April 16, 2008
The Myth of the Simple Machines by Laurel Snyder
When I say that Laurel Snyder’s collection The Myth of the Simple Machines is accessible, I mean that I read the collection and encountered actual pathways down deep into the heart of the message: sometimes literal (as in the line from “Glass”, “Like it or not, this is for you/ so pay attention”) or else constructed from my own experience, my personal connection (“I Covet Everything I Own”). These poems do not put up blocks; the language is ordinary, the images familiar, and I felt comfortable enough to venture inside them. Their simplicity lulling, assuring, but then look– simple is a myth after all. One probably should have known.
That these simple machines would do much more than they appear to. The ordinary language is arranged in extraordinary ways, syntax twisted to catch on, wordplay belying horror, images arranged with every element in its place and things are not what they seem, nor will they stay that way. The seesaw illustration on the cover absolutely fitting, tilting back and forth with every line– hanging on “only”, “despite”, “but”, “and then…” and even when these conjunctions are not present, we sense the same weighing effect.
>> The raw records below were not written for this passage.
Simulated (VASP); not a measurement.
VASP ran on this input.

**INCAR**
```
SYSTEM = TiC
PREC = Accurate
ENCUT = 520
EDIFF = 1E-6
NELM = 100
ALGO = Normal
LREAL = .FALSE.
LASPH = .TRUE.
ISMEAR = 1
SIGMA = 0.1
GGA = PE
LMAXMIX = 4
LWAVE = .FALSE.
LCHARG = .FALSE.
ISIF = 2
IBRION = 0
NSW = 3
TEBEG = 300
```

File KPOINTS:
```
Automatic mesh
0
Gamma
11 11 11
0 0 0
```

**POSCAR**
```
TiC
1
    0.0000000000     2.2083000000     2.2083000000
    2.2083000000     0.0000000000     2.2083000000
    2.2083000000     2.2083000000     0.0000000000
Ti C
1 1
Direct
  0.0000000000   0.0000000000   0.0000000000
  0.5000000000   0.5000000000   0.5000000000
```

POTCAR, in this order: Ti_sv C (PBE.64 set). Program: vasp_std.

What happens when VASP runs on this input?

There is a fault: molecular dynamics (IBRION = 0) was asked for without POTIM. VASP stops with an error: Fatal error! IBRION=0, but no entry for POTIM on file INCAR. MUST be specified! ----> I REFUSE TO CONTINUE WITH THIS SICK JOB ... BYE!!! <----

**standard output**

I got a real sense of narrative as the collection progressed, a coming of age. In the beginning we have “The Girl” and she is small, and she is figuring out how the world works, stumbling and falling. But she’s a clever girl, we’re told– she is both everywhere and elusive, and she is figuring out, using her “simplest solutions”. Enough to have her own voice, her own “I”, examining herself in relation to the rest of the world, conscious of her constructions. Soon pulling away from herself to see the world as it is, in all its complexities and configurations. She has wised up, lessons learned– she keeps her “Triptych(s) of Useful Rules” and she’ll pass them along. But she hasn’t stopped dreaming. The Girl slips like a fish, and I choose to believe that she is happy she is happy she is happy. In sugar or otherwise.
From “Triptych of Useful Rules (Words)”:
Intimacy-
1) You’ll know it when you see it. 2) Anything that lasts longer than it needs to, sentence, look, hand on shoulder. 3) I mean to say, it lingers. I mean both things.